Continuing to stay true to their rankings, the Cowboys' grabbed a pair of defensemen in the third round. Michigan linebacker Tom Stincic was taken 68th overall and thanks to an earlier trade with the 49ers, Weber State defensive end Halvor Hagen was picked 74th. The Cowboys had both ranked among their top 30 players.
But again, all were considered gambles.
"We had as good a draft as we could expect to have picking as late as we were," said Schramm afterward. "We had a better draft than we could expect, really. Now we find out how good our scouting system is."
In truth, only Hill made any kind of real impact on the team as he earned Offensive Rookie of the Year honors in 1969, and eventually went on to become the first rusher in Cowboys history to top 1,000 yards, doing so in both 1972 and 1973. During his six-year stint in Dallas, he earned trips to the Pro Bowl four times.
Moved to the defensive side of the ball as a safety, Flowers, only saw action in six games in his first season, serving as a kick returner, before appearing in all 14 games in 1970. But with Cliff Harris and Charlie Waters now in the fold, Flowers was waived midway through the 1971 campaign. Picked up by the Giants, he spent two more seasons in New York.
While Stincic was a serviceable backup to Jordan on the 1971 Super Bowl team, he asked for a trade following that season and was shipped off to New Orleans in exchange for a third-round choice in the 1973 draft. That pick was then used by the Cowboys to select defensive end Harvey Martin, who went on to earn Co-MVP honors in Super Bowl XII and is still second on the team's all-time list for career sacks. Thank you very much.
Hagen spent seven years in the NFL, but only two with Dallas before being included in the infamous Duane Thomas trade to New England that was later rescinded. Thomas was sent back to the Cowboys, but Hagen stayed with the Patriots, playing two years there before adding three more seasons in Buffalo. A geography major in college, who was learning to get his pilot's license at the time of the draft, he once joked, "If I crash land, at least I'll know the terrain."

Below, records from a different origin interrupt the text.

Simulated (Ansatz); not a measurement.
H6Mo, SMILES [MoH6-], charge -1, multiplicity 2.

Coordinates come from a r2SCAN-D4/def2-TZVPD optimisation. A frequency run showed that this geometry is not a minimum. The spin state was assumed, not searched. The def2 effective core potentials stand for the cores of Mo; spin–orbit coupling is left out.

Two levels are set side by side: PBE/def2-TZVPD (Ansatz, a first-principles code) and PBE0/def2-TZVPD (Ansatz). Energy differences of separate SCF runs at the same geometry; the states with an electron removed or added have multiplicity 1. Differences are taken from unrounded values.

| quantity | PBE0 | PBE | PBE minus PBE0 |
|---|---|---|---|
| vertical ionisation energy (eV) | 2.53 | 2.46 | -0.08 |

As for the other 14 rounds in the then-17-round draft? The Cowboys couldn't have gambled more if they'd set up shop at a Las Vegas roulette wheel.
After no selection in the fourth round, they tabbed linebacker Chuck Kyle, a former state high school diving champion, in the fifth. He never played a down in the NFL.
Rick Shaw, the sixth-round choice, had passed up his senior season at Arizona State to play for Calgary in the Canadian Football League. He had one more year left on his contract with the Stampeders at the time of the draft and couldn't report to Dallas until 1970. Shaw wound up spending his entire professional career in the CFL.
The seventh round saw Larry Bales grabbed out of tiny Emory & Henry College. A receiver who still holds the school's record for receiving yards in a season (1,202) and is a member of its Hall of Fame, he was switched to cornerback by the Cowboys. Never quite able to grasp the nuances of defense, and with Dallas already loaded at the position, he was let go, never to play in the league.
And with that, Day 1 of the 1969 draft came to an end. What would Day 2 bring? Entertainment value, if nothing else. Only two players over the final 10 rounds would ever see time on the Cowboys roster.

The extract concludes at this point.